Apr 20 2010
1. Whenever possible, give details instead of general statements. For example, a general statement would be “Tommy LaRouche is a brutal criminal.” Generally it’s more effective to give the readers the evidence and let them reach their own conclusion. For example, “Tommy ‘Powerdrill’ LaRouche is wanted for twelve kidnappings, eight counts of torture, five murders, and at least one kidnapping that resulted in murder by torture. And don’t even think about how he got his nickname.”
2. Put extra scrutiny into adjectives. Do they help establish a character or the plot? Do they help the reader create a mental image? Generally, I think adjectives create more interesting imagery when they describe a detail or action than when they describe something larger, like a character. For example, saying “Batman is careful” is harder to visualize than an adverb phrase like “Batman carefully checked the door for wires and other signs of booby-traps.”
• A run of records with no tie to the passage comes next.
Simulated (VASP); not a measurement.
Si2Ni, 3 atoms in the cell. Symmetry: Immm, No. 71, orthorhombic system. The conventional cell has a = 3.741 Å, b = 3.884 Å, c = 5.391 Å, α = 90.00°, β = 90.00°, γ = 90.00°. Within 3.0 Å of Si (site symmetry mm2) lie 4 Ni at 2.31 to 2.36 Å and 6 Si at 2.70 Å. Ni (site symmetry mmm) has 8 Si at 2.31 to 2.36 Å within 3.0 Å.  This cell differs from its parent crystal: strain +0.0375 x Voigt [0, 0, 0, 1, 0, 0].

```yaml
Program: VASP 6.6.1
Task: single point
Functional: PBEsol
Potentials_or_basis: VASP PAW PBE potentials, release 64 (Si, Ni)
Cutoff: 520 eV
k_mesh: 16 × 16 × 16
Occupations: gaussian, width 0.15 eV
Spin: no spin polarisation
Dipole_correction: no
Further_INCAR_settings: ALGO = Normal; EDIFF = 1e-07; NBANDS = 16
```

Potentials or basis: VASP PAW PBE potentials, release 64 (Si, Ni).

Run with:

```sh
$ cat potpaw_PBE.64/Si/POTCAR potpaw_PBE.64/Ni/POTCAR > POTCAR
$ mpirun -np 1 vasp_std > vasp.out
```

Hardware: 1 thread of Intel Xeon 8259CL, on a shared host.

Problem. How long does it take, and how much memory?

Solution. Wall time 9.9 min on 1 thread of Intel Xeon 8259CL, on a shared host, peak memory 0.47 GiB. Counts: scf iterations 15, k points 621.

3. “Showing” all the time is probably not possible. For one thing, it takes more space. Calling somebody graceful is shorter than taking a sentence to describe something graceful he does. However, if the trait is important to the scene, it probably deserves the extra space.
4. In most cases, I’d recommend finding more specific alternatives for bland modifiers like “good,” “well” and “nice.” What kind of good are we talking about? For example, if you say somebody is a good writer, it’s not clear whether you’re complimenting her sense of humor or attention to detail or superb wordplay or something else entirely.